Bug 1889114

Summary: Fluentd shows error - error_class=Fluent::Plugin::ElasticsearchOutput::RetryStreamEmitFailure error="buffer is full."
Product: OpenShift Container Platform Reporter: Vladislav Walek <vwalek>
Component: LoggingAssignee: Jeff Cantrill <jcantril>
Status: CLOSED NOTABUG QA Contact: Anping Li <anli>
Severity: high Docs Contact:
Priority: low    
Version: 4.5CC: aos-bugs, cruhm, hgomes, jburrell, jcantril, ocasalsa, periklis, rsandu, stwalter
Target Milestone: ---Flags: vwalek: needinfo-
Target Release: 4.7.0   
Hardware: Unspecified   
OS: Unspecified   
Whiteboard: logging-core
Fixed In Version: Doc Type: If docs needed, set a value
Doc Text:
Story Points: ---
Clone Of: Environment:
Last Closed: 2021-01-20 21:45:58 UTC Type: Bug
Regression: --- Mount Type: ---
Documentation: --- CRM:
Verified Versions: Category: ---
oVirt Team: --- RHEL 7.3 requirements from Atomic Host:
Cloudforms Team: --- Target Upstream Version:
Embargoed:

Description Vladislav Walek 2020-10-18 00:11:14 UTC
Description of problem:

The fluentd is reporting issue:

2020-10-17 17:14:28 +0000 [warn]: [retry_clo_default_output_es] failed to flush the buffer. retry_time=10 next_retry_seconds=2020-10-17 17:19:14 +0000 chunk="5b1808bf54dbe2f8656d00dc0ad491fb" error_class=Fluent::Plugin::ElasticsearchOutput::RetryStreamEmitFailure error="buffer is full."

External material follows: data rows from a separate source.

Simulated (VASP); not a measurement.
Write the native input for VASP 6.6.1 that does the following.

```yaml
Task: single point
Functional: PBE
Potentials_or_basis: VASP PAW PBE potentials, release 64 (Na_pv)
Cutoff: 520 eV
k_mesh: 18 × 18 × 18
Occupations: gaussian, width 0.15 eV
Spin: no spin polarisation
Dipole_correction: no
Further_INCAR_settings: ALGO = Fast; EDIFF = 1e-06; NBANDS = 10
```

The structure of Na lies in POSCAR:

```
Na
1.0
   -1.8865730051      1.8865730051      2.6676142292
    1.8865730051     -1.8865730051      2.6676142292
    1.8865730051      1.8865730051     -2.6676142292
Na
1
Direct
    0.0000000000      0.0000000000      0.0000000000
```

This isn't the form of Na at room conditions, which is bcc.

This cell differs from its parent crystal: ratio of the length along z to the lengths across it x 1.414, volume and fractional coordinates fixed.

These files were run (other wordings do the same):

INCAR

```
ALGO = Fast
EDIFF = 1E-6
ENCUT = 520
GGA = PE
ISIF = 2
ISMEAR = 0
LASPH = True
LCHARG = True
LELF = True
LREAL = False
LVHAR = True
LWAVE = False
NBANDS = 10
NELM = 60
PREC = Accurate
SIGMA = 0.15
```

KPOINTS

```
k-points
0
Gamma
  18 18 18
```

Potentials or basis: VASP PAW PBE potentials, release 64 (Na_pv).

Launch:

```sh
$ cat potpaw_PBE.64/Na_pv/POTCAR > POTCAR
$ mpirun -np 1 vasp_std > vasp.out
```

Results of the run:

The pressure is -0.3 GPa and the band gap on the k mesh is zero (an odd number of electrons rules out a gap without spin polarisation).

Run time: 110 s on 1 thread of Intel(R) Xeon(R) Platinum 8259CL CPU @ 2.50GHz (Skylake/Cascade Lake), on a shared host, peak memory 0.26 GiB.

Version-Release number of selected component (if applicable):
OpenShift Container Platform 4.5

How reproducible:
n/a

Steps to Reproduce:
1.
2.
3.

Actual results:


Expected results:


Additional info:

Comment 1 Vladislav Walek 2020-10-18 00:11:32 UTC
The configuration is set to:

      BUFFER_QUEUE_LIMIT:              64
      BUFFER_SIZE_LIMIT:               32m
      FILE_BUFFER_LIMIT:               2048Mi

Comment 3 Jeff Cantrill 2020-10-19 14:05:04 UTC
I am unable to open the link from #c2 but I see the following in the logs in the customer case:

[2020-10-17T17:17:11,835][WARN ][r.suppressed             ] [elasticsearch-cdm-r3u7lpil-2] path: /_bulk, params: {}
com.fasterxml.jackson.core.JsonParseException: Invalid UTF-8 start byte 0x92
 at [Source: org.elasticsearch.transport.netty4.ByteBufStreamInput@545c4788; line: 1, column: 73]

and 

Populate config from /opt/app-root/src/sgconfig/
Will update 'security/config' with /opt/app-root/src/sgconfig/config.yml 
   FAIL: Configuration for 'config' failed because of ClusterBlockException[blocked by: [FORBIDDEN/12/index read-only / allow delete (api)];]ml 

The error message in #c0 is an indicator that fluent is unable to push any additional logs and this could be because Elasticsearch disk is at it's thresholds where it will no longer accept data.  The attachment does not provide any information as to the state of the log store but my suspicion is the cronjobs which cleanup the disk are failing and thus are not removing indicies.  I encourage you to provide the output of [1] which would include disk info. There are also several 4.5 fixes for the delete cronjobs that are either being released for 4.5 or have just been released.

To resolve the later one post [2] suggests the following to allow you to clean up the disk (note I have not verified):

* oc exec -c elasticsearch $POD -- es_util --query=_cluster/settings -d '{ "transient": { "cluster.routing.allocation.disk.threshold_enabled": false } }' -XPUT
* oc exec -c elasticsearch $POD -- es_util --query=__all/_settings -d '{"index.blocks.read_only_allow_delete": null}' -XPUT

You may need to manually cleanup old indices with something like if the cronjobs do not fire or are unable to complete:

* oc exec -c elasticsearch $POD -- es_util --query=$INDEX -XDELETE

and once logs are being injested again I would suggest re-enabling the thresholds 

* oc exec -c elasticsearch $POD -- es_util --query=_cluster/settings -d '{ "transient": { "cluster.routing.allocation.disk.threshold_enabled": true } }' -XPUT

[1] https://github.com/openshift/cluster-logging-operator/tree/master/must-gather#cluster-logging-must-gather
[2] https://selleo.com/til/posts/esrgfyxjee-how-to-fix-elasticsearch-forbidden12index-read-only

Comment 4 hgomes 2020-10-19 15:25:11 UTC
Hi Jeff,

Appreciate your reply. I'll share this with customer.
As per your request, the must gather for logging component has been made available to SupportShell, for case '02777138', file: 0020-noprod-logging-logs.tar.gz

Comment 5 hgomes 2020-10-21 12:10:46 UTC
Hi,

At this moment in a couple of logs of fluentd we found this events constantly. A fresh logging dump was provided > logging-20201020_201938.tar.gz (105.715 KB)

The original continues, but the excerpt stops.